Saturday, July 16, 2011

watermelon, pumpkin, cantaloupe and squash

Over the winter we read Amy Goldman's books on growing heirloom varieties of tomatoes, squash and melons. Featuring gorgeous photos and detailed descriptions of growth habit and fruit size, dimension, color and use, these books are garden porn for small growers like us. We want to help our native bee population healthy, and what better way to do it than planting a variety of things native to this part of the world! Some varities from other parts of the world too.

The tomato plants look great with lots of green fruit on them. This week we have a couple of red tomatoes, which means next week a few more and August a flood! Collecting glass jars for canning.

We studied a lot about how to get maximum production on the squash and melons. We have 4 kinds each of pumpkins, cantaloupe, winter squash, summer squash and watermelon in the ground. Our greatest challenge isthe bugs that love to eat the stems of these plants, so we keep an eye on them and plant after the bugs lay their devouring babies. Because we grow for a CSA and are not racing to be first to market we don't feel the push to plant early and spray insecticides, organic or other, to keep the bugs at bay. Many of the fruit from these plants keep for months in a cool place, so our efforts go into keeping plants healthy and not having early crops. We can eat much of these all winter long!

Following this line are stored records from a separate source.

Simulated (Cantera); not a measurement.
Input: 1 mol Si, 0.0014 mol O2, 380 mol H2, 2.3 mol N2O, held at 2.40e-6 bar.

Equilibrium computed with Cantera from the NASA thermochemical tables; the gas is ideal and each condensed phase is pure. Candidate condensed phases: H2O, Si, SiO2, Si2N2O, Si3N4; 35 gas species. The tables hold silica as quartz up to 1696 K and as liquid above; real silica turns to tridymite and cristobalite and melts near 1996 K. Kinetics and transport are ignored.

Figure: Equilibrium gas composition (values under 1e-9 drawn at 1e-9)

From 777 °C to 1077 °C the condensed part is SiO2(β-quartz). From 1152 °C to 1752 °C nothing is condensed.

The flowers are the beginning of the fruit. There are male and female flowers, and tons of bees buzzing around. Under the hoophouse where there are tomatoes, cucumbers and lots of different melons and squash you can feel and hear the buzzing. Look closely and you can see the melon forming at the base of this flower:

and the flower full of bees..not honey bees by the way, the melons ans squash are filled with bunblebees and squash bees:
and a short list, from Baker Creek Heirloom Seed, of what we have on order..

New England Sugar Pie


Howden


King Of Mammoth Pumpkin


Rouge Vif D' Etampes Pumpkin


Winter Luxury Pie Pumpkin


Musquee De Provence Pumpkin


Jack Be Little Pumpkin


Seminole Pumpkin


and from Southern Exposure Seed Exchange:

Costata Romanesc
Wilson Sweet
Table Queen Acorn
Sugar Baby WATERMELON
Black Tail Mountain WATERMELON
Northstar (Planet and Stars) WATERMELON
Small Sugar PUMPKIN
Yellow Crookneck SQUASH
Green-Striped Cushaw
Tender Grey zucchini
Delicata Zeppelin SQUASH
Benning's Green Tint SQUASH

and the list goes on..banana melons and more!

3 types on cucumber, that are up on the trellis, thanks to Jerry's help. And while we were sleeping, they were growing..

2 comments:

  1. I see two bumblebees and what seems to be a squash bee (http://bugguide.net/node/view/83553) inside that flower. I have been collecting squash bees for a Cornell University project. It is backbreaking for me. I won't volunteer again next year. Ouch!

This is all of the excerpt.